Maker's Mark COO Rob Samuels talks history and Maker's 46

Maker's Mark COO Rob Samuels talks history and Maker's 46
Maker's Mark

If you look at a bottle of Maker's Mark bourbon, you'll note that the company spells the word "whisky" without the "e."

That's a tribute to the history that the Samuels family, who founded Maker's in the 1950s, has with distilling. Rob Samuels says his ancestors were making Scotch in Scotland in the 1500s, and they passed on the craft to family members who would eventually immigrate to the United States and partake in the Whisky Rebellion before moving to Bourbon County of what was then Virginia, taking up the governor on his offer of a 1,000-acre land grant for anyone who'd come and farm it.

"In those days, a still was basically farm equipment," says Samuels, who is now the COO of Maker's Mark. "Everyone was making equally bad whiskey."

Bourbon County eventually became Kentucky and, like many of their neighbors, the Samuels family opened a distillery -- T.W. Samuels Co., in their case. Those early companies were integral in refining the style of bourbon which, by definition, is made with at least 51 percent corn and aged in charred oak barrels for at least two years. Both corn and oak, explains Samuels, are native to the area.

When Samuels's grandfather, Bill Samuels Sr., took over the family business, he wanted to get out of distilling. So he sold T.W. Samuels Co. and tried to open a bank. It failed within sixty days. He had similar luck as an automotive salesman. Finally, with the coaxing of his wife, he went back into the bourbon business, this time determined to make something he was proud of, something that was more than just swill. He wanted to bring together bourbon and great taste.

He stepped back and examined every step of the process, and he realized he wanted to get rid of the bitterness that characterized bourbon during that period. "He wanted you to taste the bourbon in the front of your palate, where you perceive sweetness," Samuels explains. After experimenting with bread-baking, Bill realized that he'd be able to do so by using wheat as a flavoring agent instead of rye in his blend. He also got all of his water from a spring-fed lake and slowed down production from the average 250 barrels per batch to 19 barrels per batch, so that he could monitor quality more closely.

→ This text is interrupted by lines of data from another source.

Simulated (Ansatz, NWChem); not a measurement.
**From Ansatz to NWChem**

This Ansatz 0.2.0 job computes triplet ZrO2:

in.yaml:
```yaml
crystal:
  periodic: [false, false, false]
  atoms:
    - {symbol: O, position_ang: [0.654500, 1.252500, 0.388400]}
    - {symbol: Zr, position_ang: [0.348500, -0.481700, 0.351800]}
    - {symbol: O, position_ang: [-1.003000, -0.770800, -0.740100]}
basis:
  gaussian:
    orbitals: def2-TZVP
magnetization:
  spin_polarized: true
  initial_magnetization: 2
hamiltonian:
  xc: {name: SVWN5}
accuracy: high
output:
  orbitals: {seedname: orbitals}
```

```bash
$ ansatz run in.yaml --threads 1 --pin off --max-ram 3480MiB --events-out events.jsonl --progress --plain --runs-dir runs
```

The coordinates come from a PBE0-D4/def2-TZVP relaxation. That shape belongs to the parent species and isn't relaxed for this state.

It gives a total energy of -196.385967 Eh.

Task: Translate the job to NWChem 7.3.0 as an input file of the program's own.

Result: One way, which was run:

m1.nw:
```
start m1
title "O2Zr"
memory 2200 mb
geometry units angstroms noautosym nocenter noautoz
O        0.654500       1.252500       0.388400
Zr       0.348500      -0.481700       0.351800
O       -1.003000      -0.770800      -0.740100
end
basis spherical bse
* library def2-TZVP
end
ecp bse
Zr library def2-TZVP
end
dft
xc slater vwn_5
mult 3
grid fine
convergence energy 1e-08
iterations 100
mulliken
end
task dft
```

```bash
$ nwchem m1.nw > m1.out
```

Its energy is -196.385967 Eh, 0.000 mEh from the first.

In 1953, he officially founded Maker's Mark, which his wife named for the mark that pewter-makers stamped into their handcrafted pieces. Each bottle of bourbon would be hand- labeled and hand-sealed with red wax and, like pewter, be a unique piece of craftsmanship.

The first bottle of Maker's didn't hit the shelf until 1959 -- the bourbon undergoes a six to seven-and-a-half year aging process that ends when a Maker's taster deems it ready. Since then, the company has grown to one million cases of bourbon a year without sacrificing any of the small-batch, hand-crafting elements.

In fact, as we were tasting bourbon together, Samuels could tell who had hand-dipped that particular bottle in red sealing wax because of the way the drips fell. "They've all got their own quirks," he explains. "My grandfather was really the founder of premium bourbon. I see myself as a guardian of that."

Until last year, Maker's was also one of the only distillers in the world that sold a single product. With the focus on quality, it took the company nearly fifty years to consider rolling out a second brand. "It came out of the distillery. We started saying, 'If we did something new, what would it taste like?' This wasn't a marketing effort," explains Samuels.

Maker's decided it wanted to make a more robust whisky that incorporated some spice while keeping the characteristic front-palate sweetness and keeping out the bitterness. And then the company started tinkering around.

"We set the bar really high," says Samuels. "We had a lot of failures." Forty-five, to be exact, which is how the new line, Maker's 46, got its name -- it was project number 46. To craft it, Maker's worked with its barrel-maker, Brad Boswell, who seared some barrels instead of charring them. The distiller then moved bourbon that had finished aging in the regular Maker's Mark process into those barrels -- which released a unique spicy character while deepening the product.

Maker's 46 isn't just a one-off, either. "It's part of the family now," says Samuels. "Similar to the original Maker's Mark, but totally distinct. Like a brother and a sister." And there won't be, say, a Maker's 47 hitting the pipeline anytime soon.

"This is just the beginning for Maker's 46," Samuels explains.

Maker's 46 has been on the market for a year, and it's just beginning to creep into Denver. Samuels says you can try it (with maybe just a little bit of water to open it up) at a number of liquor stores and restaurants; it's definitely on the list at Del Frisco's Double Eagle Steakhouse.